Steel allows you to run any automation logic on our hosted instances of chromium. When you start a dedicated browser session you get stealth, proxies, and captcha solving out of the box. We do this by exposing websocket and http endpoints so you can connect to these instances with puppeteer, playwright, selenium(in beta), or raw CDP commands if you’re built like that.

Behind the scenes, we host several browser instances and route incoming connection requests to one of these instances. Our core design principle was to allow for every session to have its own dedicated browser instance + resources (currently 2gb vram and 2gb vcpu) while still allowing for quick session creation/connection times. Our first thought was to have separate nodes running in a Kubernetes cluster, but the cost of hosting warm browser instances would be expensive (which would be reflected in the pricing), and the boot times would be too slow to handle the scale that some customers required. We got around this by deploying our browser instance image on a firecracker VM, taking advantage of the lightning-fast boot times and ability to share a root FS.

Today, we’re open-sourcing the code for the steel browser instance, with plans to open-source the orchestration layer soon. With the open-source repo, you get backwards compatibility with our node/python SDKs, a lighter version of our session viewer, and most of the features that come with Steel Cloud. You can run this locally to test Steel out at an individual session level or one-click deploy to render/railway to run remotely.

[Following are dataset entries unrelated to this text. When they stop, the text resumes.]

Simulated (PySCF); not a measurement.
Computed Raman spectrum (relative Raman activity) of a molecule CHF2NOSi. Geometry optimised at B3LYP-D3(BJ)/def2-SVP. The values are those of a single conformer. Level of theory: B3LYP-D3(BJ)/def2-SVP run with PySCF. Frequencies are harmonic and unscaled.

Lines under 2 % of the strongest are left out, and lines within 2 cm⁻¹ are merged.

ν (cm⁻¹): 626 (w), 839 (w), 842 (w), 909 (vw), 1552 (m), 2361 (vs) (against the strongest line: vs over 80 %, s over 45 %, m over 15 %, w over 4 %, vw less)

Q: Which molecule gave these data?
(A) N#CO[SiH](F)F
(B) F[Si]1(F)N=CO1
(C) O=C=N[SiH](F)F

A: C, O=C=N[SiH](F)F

We're really happy we get to show this to you all, thank you for reading about it! Please let us know your thoughts and questions in the comments.

overu589 9 hours ago | parent | next [-]

Very interesting. I’m not sure I immediately see your application either however I have been having similar thoughts.

After playing a popular indi game (Kenshi) I was wondering about the very simple automation interface the game relies upon. Why not a virtual world (with interfaces attaching any external source) in which business logic agents interact through the available interfaces of the environment, and other agents. Though tbh, I imagine the entire environment as implemented in layers of YAML style schemas and profiles. So all data, whether in a datastore, active instance, streamed or serialized can be related to in the same way. An envelope with attributes and content specified by the type attribute. The only code would then be the rendering environment, and whatever these agents call for stream processing.

Sort of a gamification of automation, though what can’t be beat is dead simple account of what any one thing is doing at a given time.

ohthatsnas 8 hours ago | parent [-]

Hey, Nas here.

The concept of agents running wild with only schemas of how to interact with their environment + one another is something I’ve thought about a lot. With current models, I guess this would just be function calling or forced JSON outputs, but I think it would make for some very interesting results.

With Steel, we’re really just providing a way to do something similar to the “rendering engine” in this scenario but with the web. So agents can interface with their environments (websites) very easily and at scale (which comes with its own difficulties wrt deloying/managing)

Oras 4 hours ago | parent | prev [-]

If these instances are shared, how do you segregate login details, sessions cookies, …etc? Are you always running them in incognito?

ohthatsnas 3 hours ago | parent [-]

Instances are not shared. :) Everyone gets a dedicated session with dedicated resources. One session for every machine.